The main focus if this project is investigation into various techniques of bottom up role engineering for the development of a comprehensive infrastructure for Role Based Access Control. Since commencement of the research project, detailed analysis of the research area has been performed and two algorithms that address open issues in existing algorithms have been proposed.
Future work exists for both of the proposed algorithms. The first approach is a frequent pattern approach for role engineering and this can be extended to identify closed or maximal frequent itemsets. This reduce the number of generated candidate permission sets. Using this approach would also eliminate the need for removing roles that were not explicitly assigned to any users. Results returned from frequent closed permission set mining could then be used to produce the role hierarchy.
The second algorithm is the graph optimisation approach and can be tested using different optimisation rules with different metrics. Doing so may identify interesting properties of each algorithm.
Both of these approaches can also be tested on more data. The current project is being sponsored by CA (formerly Computer Associates). CA has provided some policy data that provides information on users and access rights from large corporations. Investigations on actual permission data can be done to justify the practicality of our proposed approaches. This testing on CA gathered data for extraction of roles from real companies may involve the creation of a more general purpose prototype that moves the theoretical ideas of the project onto some more solid practical foundations.

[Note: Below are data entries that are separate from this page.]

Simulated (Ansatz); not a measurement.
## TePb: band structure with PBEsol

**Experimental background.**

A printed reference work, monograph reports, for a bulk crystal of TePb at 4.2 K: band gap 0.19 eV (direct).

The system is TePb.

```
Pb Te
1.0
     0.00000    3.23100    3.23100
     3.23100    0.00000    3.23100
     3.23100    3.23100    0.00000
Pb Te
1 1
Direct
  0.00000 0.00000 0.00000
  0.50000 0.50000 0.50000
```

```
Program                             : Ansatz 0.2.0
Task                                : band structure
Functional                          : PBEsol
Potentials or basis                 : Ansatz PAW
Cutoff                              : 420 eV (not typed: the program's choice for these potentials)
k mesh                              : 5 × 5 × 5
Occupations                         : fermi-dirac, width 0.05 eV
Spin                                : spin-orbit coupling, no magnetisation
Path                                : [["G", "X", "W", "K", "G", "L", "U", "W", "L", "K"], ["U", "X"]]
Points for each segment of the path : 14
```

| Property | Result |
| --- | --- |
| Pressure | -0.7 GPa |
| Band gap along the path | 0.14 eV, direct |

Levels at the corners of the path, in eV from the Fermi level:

While practical applications of the algorithms are important, more testing on theoretical foundations also need to be done. This requires a large set of synthetic test data. This test data can be generated artificially by creating permissions, users and roles in a RBAC model and extracting the direct user permission relationships. This data can then be manipulated by different algorithms in the attempt to recreate the original artificial RBAC model with users, permissions and roles.
The lack of sufficient test data needs to be addressed within the whole area of role engineering, not just for our algorithms. One of the future goals of this project is to create this large synthetic data test suite. This data can be used for our testing to verify our algorithms. The data can also be made available to other researchers in role engineering to test their algorithms.
The result of such a publicly available test suite is a set of results that are comparable. Different approaches on a comprehensive comparison technique can be proposed. One such technique is to place each result into a graph and compare subtree sections. Another proposal can be to create an algorithm that can map from one RBAC infrastructure to another for comparison.
The majority of existing algorithms assume clean noiseless data. Our proposed frequent pattern approach deals with incorrect assignments to an extent but analysis of access logs can further our clean our data. Preprocessing algorithms may involve analysis of access logs to removing inactive permissions before bottom up role engineering algorithms are performed.
The improvement of previous approaches and the creation of pre and post processing for the role engineering techniques will be our main focus for future research in this project.
The intention is to convert the current Masters by Research into a PhD. A department seminar has been given and approval has been granted by the research committee. Due to the conversion, final thesis preparation will occur during 2009 for the new PhD thesis deadline.